Wallace Shawn, as Wikipedia notes, is considered by the world to be a comic actor. But read the essays of Wallace Shawn (son of the famous New Yorker editor), or see his plays, and you will quickly realize that this man, ordinary looking though he may be is, is as he was described in Manhattan -- a sexual animal. Unashamedly so.
(Woody Allen fans will recall that the Diane Keaton described her ex-husband that way in the movie to the Woody Allen character, and may recall as well how stunned Allen was when he found out that this "sexual animal" was a balding, nerdy looking character -- aka Wallace Shawn.)
But sex happens to nearly everyone, and takes us all by surprise. Which is one of the things that makes it so fascinating...and so enviro. As Shawn writes (in an essay from the Guardian, and Harpers):
...when I form a picture of myself, I see myself doing the sorts of things that humans do and only humans do - things like hailing a taxi, going to a restaurant, voting for a candidate in an election, or placing receipts in various piles and adding them up. If I'm unexpectedly reminded that my soul and body are capable of being totally swept up in a pursuit and an activity that pigs, flies, wolves, lions and tigers also engage in, my normal picture of myself is violently disrupted. In other words, consciously, I'm aware that I'm a product of evolution, and I'm part of nature. But my unconscious mind is still partially wandering in the early 19th century and doesn't know these things yet.
Writing about sex is really a variant of what Wordsworth did, that is, it's a variant of writing about nature, or as we call it now, "the environment". Sex is "the environment" coming inside, coming into our home or apartment and taking root inside our own minds.
Shawn goes on to argue that falling in love with beauty is akin to falling in love, period:
So it might not be absurd to say that if you love the body of another person, if you love another person, if you love a meadow, if you love a horse, if you love a painting or a piece of music or the sky at night, then the power of sex is flowing through you.
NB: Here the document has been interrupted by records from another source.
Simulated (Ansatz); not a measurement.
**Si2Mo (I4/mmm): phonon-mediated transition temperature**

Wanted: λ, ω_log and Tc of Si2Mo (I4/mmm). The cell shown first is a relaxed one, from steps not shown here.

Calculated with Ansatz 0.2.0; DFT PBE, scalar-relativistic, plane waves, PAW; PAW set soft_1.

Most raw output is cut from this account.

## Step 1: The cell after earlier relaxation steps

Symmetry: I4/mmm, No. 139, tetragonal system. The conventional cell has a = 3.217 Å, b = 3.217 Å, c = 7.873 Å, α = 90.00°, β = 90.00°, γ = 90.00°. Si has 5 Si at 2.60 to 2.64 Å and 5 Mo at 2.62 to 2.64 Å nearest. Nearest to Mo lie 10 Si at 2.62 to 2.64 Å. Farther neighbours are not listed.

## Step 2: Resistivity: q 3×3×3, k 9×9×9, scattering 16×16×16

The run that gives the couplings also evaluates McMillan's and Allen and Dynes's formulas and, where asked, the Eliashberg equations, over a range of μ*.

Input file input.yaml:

Yes, some people go through life astounded every day by the beauty of forests and animals; some are astounded more frequently by the beauty of art; and others by the beauty of other human beings. But science could one day discover that the ability to be astounded by the beauty of other human beings came first, and to me it seems implausible to imagine that these different types of astonishment or appreciation are psychologically unrelated.
Could Shawn be right? Without sex, we would not be able to love at all? Even this world, our home?